Faced with the collapse in oil prices, the two dominant North Sea producers are taking opposite approaches to bolster dwindling investment: The U.K. is offering carrots, while Norway is wielding a stick.
Britain plans to extend the 1.3 billion pounds ($2 billion) of tax cuts granted to producers in March after more than one in three fields was rendered uneconomic by the slump in crude. In contrast, Norway has shunned incentives and warned companies that scrapping projects could hurt their chances of getting new Arctic licenses.
The differing strategies highlight the divide between depleted British waters and the untapped potential and larger reserves on the Norwegian side of the North Sea. Norway can afford to be uncompromising, while the U.K. struggles to extend the life of aging and higher-cost fields.
“The U.K. shelf is in a far more desperate situation than the Norwegian one,” said Jarand Rystad, managing partner at Oslo-based consultant Rystad Energy AS. “On the Norwegian shelf there’s still a significant positive cash flow and the state is still getting large tax earnings despite the downturn.”
Norwegian fields not only produce more than double the oil, but their operational costs of $9.20 a barrel this year are one- third of those in the U.K., according to Rystad.
U.K. oil production fell 71 percent to 850,000 barrels a day last year from a peak of 2.93 million in 1999 as fields opened as long as four decades ago were depleted, while a more moderate 44 percent decline cut Norwegian output to 1.9 million in 2014 from a high of 3.4 million in 2001, according to BP data. That has left the North Sea, home of the global Brent benchmark, contributing about 3 percent of global supply.
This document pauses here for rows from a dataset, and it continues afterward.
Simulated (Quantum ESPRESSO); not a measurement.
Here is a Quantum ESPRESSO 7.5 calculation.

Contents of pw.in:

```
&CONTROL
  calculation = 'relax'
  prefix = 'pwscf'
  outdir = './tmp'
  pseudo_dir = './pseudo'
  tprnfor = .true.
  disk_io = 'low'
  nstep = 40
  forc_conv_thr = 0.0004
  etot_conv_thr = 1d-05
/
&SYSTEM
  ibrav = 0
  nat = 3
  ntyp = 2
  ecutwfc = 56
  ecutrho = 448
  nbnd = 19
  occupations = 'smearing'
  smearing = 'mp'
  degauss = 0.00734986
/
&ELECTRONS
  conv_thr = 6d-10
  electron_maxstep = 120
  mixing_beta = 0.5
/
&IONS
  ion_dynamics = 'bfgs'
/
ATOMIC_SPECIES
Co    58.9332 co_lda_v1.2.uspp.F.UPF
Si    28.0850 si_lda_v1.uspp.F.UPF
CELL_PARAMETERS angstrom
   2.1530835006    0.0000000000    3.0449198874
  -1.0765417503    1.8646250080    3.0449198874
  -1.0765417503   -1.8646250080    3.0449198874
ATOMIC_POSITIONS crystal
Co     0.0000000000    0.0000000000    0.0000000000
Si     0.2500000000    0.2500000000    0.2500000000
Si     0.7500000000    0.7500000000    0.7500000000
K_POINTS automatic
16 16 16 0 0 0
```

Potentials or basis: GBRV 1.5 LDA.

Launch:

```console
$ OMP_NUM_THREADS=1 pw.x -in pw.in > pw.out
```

With Brent plunging almost 60 percent to under $50 a barrel in 17 months, oil companies on both sides of the North Sea are curbing investment and cutting costs. In Norway, more than 25,000 energy industry job cuts have been announced as Finance Ministry figures show spending set to fall 11 percent this year. More than 60,000 U.K. jobs supported by the sector have been lost since the start of 2014, Oil & Gas U.K., an industry group, said in September, with investment to drop by as much as a third this year.
Pitted against giant discoveries such as Norway’s Johan Sverdrup, 155 kilometers (96 miles) west of Stavanger, higher- cost projects to prolong production from old North Sea deposits are among the first to suffer. Maersk Oil cut 220 jobs in the U.K. this year related to the early closure of the Janice field in the North Sea.
In Norway, state-controlled Statoil ASA, the country’s biggest producer, has delayed a project to boost reserves at the Snorre field by as much as 300 million barrels of oil and the development of its Arctic Johan Castberg deposits. Royal Dutch Shell Plc said a year ago that it will probably close down its Draugen field in the Norwegian Sea about a decade earlier than it had previously expected.
While Statoil has said a 2013 tax increase contributed to the delays at both Snorre and Castberg, Norway has shown no inclination to match the incentives offered by the U.K.
Instead, the head of the Norwegian Petroleum Directorate warned companies on Oct. 15 that failure to produce less profitable barrels could hurt their chances of getting new blocks in the Arctic next year. Norway’s Petroleum and Energy Ministry has said it may not renew one of Statoil’s Snorre licenses if it fails to take steps to maximize oil extraction.
Stable framework conditions are the main priority for oil producers, Knut Rostad, a spokesman for Statoil, said in an e- mail on Oct. 20.
While agreeing with Statoil’s sentiments about the predictability of Norway’s tax rates regulations, Helge Hammer, chief operating officer of Faroe Petroleum Plc, a London-listed company operating on both sides of the North Sea said “it’s a bit disappointing that they didn’t do anything that could have stimulated investments in mature and small fields.”
While Norway’s top tax rate of 78 percent for the most profitable developments is high, direct reimbursements for exploration and other deductions reduce risks for companies, said Petroleum and Energy Minister Tord Lien. Opportunities in the Barents and Norwegian seas also gives the country an advantage over the U.K., Lien said in an Oct. 27 interview.
Producers don’t want to fall out with Norwegian authorities because they’re still in a position to allocate good licenses, said Ian Wood, former chairman of oil services company John Wood Group Plc and the author of a state-led review of U.K. operations in the North Sea.
Those U.K. operations will see further job cuts next year, with as many as half the fields unviable at $50 to $55 a barrel, Wood said in a Nov. 2 phone interview.
Brent, the global benchmark, added 0.6 percent to $48.25 a barrel on the London-based ICE Futures Europe exchange at 12:45 p.m. Singapore time on Friday.
“The North Sea is having a very hard time,” said Wood, adding that U.K. tax cuts have yet to stimulate spending because the oil price is too low. “In Norway, they effectively have the authority to make people invest.”